On June 5, Ogilvy officially celebrated its re-founding. The Wall Street Journal broke the news, with Seifert telling the publication why he felt a re-founding was what the company needed to be set up for success now and in the future.
“In my view, if we were going to stand apart we needed to clarify what the Ogilvy brand promise was, what its purpose was and we needed to greatly simplify the organization around what I call an integrated enterprise agenda, not a holding company of all these different piece-parts,” Seifert told the WSJ. “The agency’s purpose is “making brands matter.”
Head over to the WSJ for more detail on the re-founding, including the six capabilities that the company is reorganizing around, the unveiling of Ogilvy Consulting, and more.
In addition, Seifert also spoke with Campaign in-depth on the re-founding and what it entails. As part of the restructure, Ogilvy has identified 12 Craft areas that speak to employee expertise—or as Seifert describes, “which in the past would have been departments.”

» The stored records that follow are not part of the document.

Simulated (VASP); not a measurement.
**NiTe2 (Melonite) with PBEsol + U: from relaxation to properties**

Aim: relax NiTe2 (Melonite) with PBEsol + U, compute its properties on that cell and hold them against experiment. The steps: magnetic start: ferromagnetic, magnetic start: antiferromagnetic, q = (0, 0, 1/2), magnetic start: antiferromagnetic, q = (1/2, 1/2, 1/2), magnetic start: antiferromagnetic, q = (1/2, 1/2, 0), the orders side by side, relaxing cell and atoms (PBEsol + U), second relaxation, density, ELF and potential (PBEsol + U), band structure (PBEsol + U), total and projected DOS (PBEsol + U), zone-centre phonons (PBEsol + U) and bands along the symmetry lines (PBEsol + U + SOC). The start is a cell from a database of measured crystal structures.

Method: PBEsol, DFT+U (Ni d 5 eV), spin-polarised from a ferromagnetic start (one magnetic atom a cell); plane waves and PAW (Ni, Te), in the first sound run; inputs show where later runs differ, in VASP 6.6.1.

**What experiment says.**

Seifert adds: “We’re trying to put renewed emphasis on craft. It’s one thing to unplug Ogilvy PR, OgilvyOne and so on, but it’s another thing to get people to think about the skills that they build, the point of view that they have on their work that needs to be constantly improved. We want everyone to have an extraordinary personal capability in one or more crafts. Craft is a way of making people see their role in the company in a much more organic way and to think about that as a way to define themselves.”